Other memorial customs (i.e., not immediately associated with the burial itself) included the offering of bread for the Eucharist in the names of deceased relatives and friends, and later, a naming of the deceased within the Anaphora (where, in the Roman Canon, and in bcp1979’s Eucharistic Prayer D, modeled after that in the ancient Liturgy of St Basil, it still occurs). In the seventh century Isidore of Seville directed monks to offer Mass for the departed on the the day after Pentecost (in the East, the feast of All Saints is kept on the Sunday after Pentecost), and in the ninth century, Pope Gregory IV urged All Saints’ Day to be kept throughout the Holy Roman Empire. Meanwhile, from around 800, we have evidence of an Office of the Dead; from ca 1000 the Cluniac reform accelerated the trend toward private daily Masses, especially for the dead; and chantries (dedicated chapels with priests to staff them) were established to intercede for the departed, especially after the II  Council of Lyons, in 1274, declared that souls in the (by then quite specifically defined) Purgatory could benefit from the intercessions, Mass, and alms offered on their behalf by the living.

The mature Roman liturgy of the dead consists of a whole constellation of very elaborate observances, many of them consisting of the recitation of a number of Psalms and prayers and frequent use of incense and holy water:

Visitation of the Sick / Dying
     Unction
     Viaticum (Eucharist)
Preparation of the body
Procession of the body to church & reception of body
Office of the Dead
     Vespers
     Matins/Vigils
     Lauds
Mass
Absolution / Commendation of the Body
Procession to the grave
Burial
Return to the church
Repeated Offices and Masses for the departed

(The Office of the Dead was often said privately by lay persons and formed an important part of most Books of Hours or Primers.)

The hardening over time of pious belief and imaginative imagery into rather specific and technical pronouncements concerning the state of the departed – and the gross abuse, by the later Middle Ages, of the Church’s provisions for prayer for the deceased – were major targets of sixteenth-century reformers, with one result being the massive simplification of the English funeral rites and ceremonies. 

The first Prayer Book included a much simplified Office of the Dead to be used before or after the burial; the burial service itself; and minimal propers for a Mass for the dead, as well as intercession for the departed within the Canon of the Mass. The Second Prayer Book omitted both the Office and Mass, and further simplified the burial service – though the body might sometimes be brought into the church for the observance of the regular Daily Office and Communion before the burial.

Nevertheless Anglicans never ceased entirely to pray for the dead. The 1559 Primer included the Psalms and Lessons from the 1549 Prayer Book funeral services, and at least one of the semi-official 1560 Latin translations of the 1559 Prayer Book included a commemoration for the benefactors of the foundations in which the Latin service might be used, as well as propers for a Communion service for the departed.

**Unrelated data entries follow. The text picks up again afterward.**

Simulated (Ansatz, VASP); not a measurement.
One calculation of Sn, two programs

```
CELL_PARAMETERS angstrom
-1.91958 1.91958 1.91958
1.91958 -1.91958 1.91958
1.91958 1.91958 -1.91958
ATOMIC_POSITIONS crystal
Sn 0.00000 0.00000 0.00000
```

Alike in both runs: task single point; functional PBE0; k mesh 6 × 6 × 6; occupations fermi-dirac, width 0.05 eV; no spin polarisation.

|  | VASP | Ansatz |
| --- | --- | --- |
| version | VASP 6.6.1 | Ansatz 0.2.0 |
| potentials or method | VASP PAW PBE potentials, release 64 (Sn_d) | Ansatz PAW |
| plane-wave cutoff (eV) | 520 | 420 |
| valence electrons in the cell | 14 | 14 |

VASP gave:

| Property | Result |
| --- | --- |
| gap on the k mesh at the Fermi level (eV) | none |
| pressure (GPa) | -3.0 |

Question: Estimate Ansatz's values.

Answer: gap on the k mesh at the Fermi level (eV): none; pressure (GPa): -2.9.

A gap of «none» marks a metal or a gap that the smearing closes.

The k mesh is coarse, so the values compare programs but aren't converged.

In 1662, and the American books up until 1928, the Prayer Book Office of the Dead was to some extent restored, and American books have always included a Mass for the burial. bcp1928 continued a similar structure for the burial service as before, but with more options, and the service for the Visitation of the Sick included a Litany for the Dying.

bcp1979 makes the following provisions surrounding death –

Ministration to the Sick
     Unction
     Viaticum
Ministration at the Time of Death
     Litany for the Dying
Prayers for a Vigil
Reception of the Body
Mass
Commendation
Procession to the grave
Commital

– as well as for the Votive Mass for the Departed and the Commemoration of All Faithful Departed as mentioned at the outset. Furthermore, explicit prayers for the departed are now found throughout the Prayer Book, all the more important in a culture now in far greater danger of impiety than of superstition, and in which death and the dead are more remarkable for their absence than their presence in our everyday consciousness.


Today the Episcopal Church affirms in its Catechism that ‘we pray for [the dead] because we still hold them in our love, and because we trust that in God’s presence those who have chosen to serve him will grow in his love, until they see him as he is’: a practice grounded in the conviction – based on dominical and Pauline teaching and expressed shorthand in various articles of the Apostles’ Creed, viz., Christ’s life, death, descent to the dead, resurrection, and ascension; and the communion of saints, the forgiveness of sins, the resurrection of the flesh, and the life everlasting – that physical death neither ends our existence nor severs the ties between us, and that Christ’s own path is sign and means of that which the Creator intends for us all.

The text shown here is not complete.